R&B Artist Bloom Embraces Every Facet of Her Personality With New Album Colors

Bloom's latest album Colors taps into soul-deep expressions through sensual R&B.
CALVIN JAMES LEWIS
Bloom's latest album Colors taps into soul-deep expressions through sensual R&B.

Kalyn McNeil, who makes invasive, sensual R&B under the name Bloom, knows how to set the mood. Her songs ripple like pinpricks across the skin, and the relatively unadorned production places due emphasis on her expressive, octave-spanning voice. In a Bloom song, feelings are magnified to the cellular level.

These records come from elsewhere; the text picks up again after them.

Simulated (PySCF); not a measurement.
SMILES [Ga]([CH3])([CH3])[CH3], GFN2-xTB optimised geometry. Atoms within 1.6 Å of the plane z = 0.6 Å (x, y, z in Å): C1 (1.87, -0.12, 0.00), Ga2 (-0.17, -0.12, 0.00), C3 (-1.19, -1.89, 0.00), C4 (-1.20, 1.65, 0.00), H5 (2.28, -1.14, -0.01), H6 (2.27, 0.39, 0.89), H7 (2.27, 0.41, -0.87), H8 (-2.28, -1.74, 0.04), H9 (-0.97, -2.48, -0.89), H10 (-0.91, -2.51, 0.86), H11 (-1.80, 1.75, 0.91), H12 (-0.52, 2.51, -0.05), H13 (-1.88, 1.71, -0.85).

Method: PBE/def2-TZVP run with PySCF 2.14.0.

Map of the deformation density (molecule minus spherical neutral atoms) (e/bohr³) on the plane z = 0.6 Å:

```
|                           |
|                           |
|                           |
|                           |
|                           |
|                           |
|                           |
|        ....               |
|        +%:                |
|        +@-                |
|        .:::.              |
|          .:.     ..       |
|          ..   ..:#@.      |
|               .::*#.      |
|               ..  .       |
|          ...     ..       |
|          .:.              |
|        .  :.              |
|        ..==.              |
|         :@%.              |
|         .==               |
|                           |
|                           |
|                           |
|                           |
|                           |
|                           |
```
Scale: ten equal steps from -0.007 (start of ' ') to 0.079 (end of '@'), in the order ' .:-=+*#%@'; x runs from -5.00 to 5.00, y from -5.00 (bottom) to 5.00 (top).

It's not surprising, then, that McNeil wanted to debut her new album, Colors, at an intimate showcase at the Monocle a few weeks back. She only made the date known to the public 24 hours in advance; her true audience was her family and friends, none of whom had heard the new songs yet.

"I wanted to explain each song and where I was in my life when I wrote them," McNeil says. "I really didn't let anyone hear the album when I released it. Even my best friend, who I talk with every day, she hadn't heard it."

McNeil says that the title of Colors was inspired by her desire to show "each color of my personality." That personality is shown in full here, though McNeil admits that some artifice is an essential part of the Bloom experience. "Bloom is an alter ego of Kalyn; sometimes I speak about her in the third person because she is definitely more free and more open," she says with a laugh.

Surprisingly, given the emotional honesty of her music, McNeil says that people often find her somewhat cold and direct; it's in her music where that alter ego taps into soul-deep expressions.

"I would say that music is the most emotional aspect of my being," she says. "It's my way of spreading love and feeling. I want to connect with people on an emotional level."

Her last album, [SIN]SES, was written over the course of a few years; the timeline for Colors was much more compressed. Inspired by the birth of her second son, McNeil worked at an accelerated pace and wrote the songs in a few months.

"I met my new guy, so I was starting a new chapter with a new person: ending a relationship, beginning a relationship, becoming a mother," McNeil says. "Pregnancy was different this time, postpartum was different this time, and my focus had shifted to cooking and doing the daily duty of what a mom does. I went through a lot of emotions and life changes."

The first song on Colors, an intense, bass-heavy track called "Go Crazy," sprang from a trip she took to Bonnaroo as an artist with the Red Bull Music Academy. She had just stopped breastfeeding her son and was spending the first extended time away from him, an experience heightened by the music-festival setting. McNeil recalls the feeling of regaining her individuality that week: "Shit, I'm me again!"

"It's like a rebirth all over again," she says of the experience. "There's so many things women go through after pregnancy."

That theme of rebirth, and of reclaiming her body, has been a central thread ever since McNeil started performing as Bloom. Even the visual components of her music emphasize a bodily freedom and a comfort with showing skin that underscores McNeil's sensual songs.

"I was very much ashamed of my body most of my life; I think a lot of women go through that body-shaming period," she says. For McNeil, that shame spread through much of her persona as a young woman. "I was afraid to sing, I was afraid to show my skin. I was afraid to wear shorts until halfway through high school!"

Motherhood provided a viscerally new experience for McNeil, one that spread into her artistry and her self-image.

"There was a shift in me after I had my first child; it pushed me to be comfortable and confident," she says. "One of my duties I have given myself as an artist is to help women be more free with their bodies. It's something I have to work on every day. It's been a process, and I'm so proud of myself."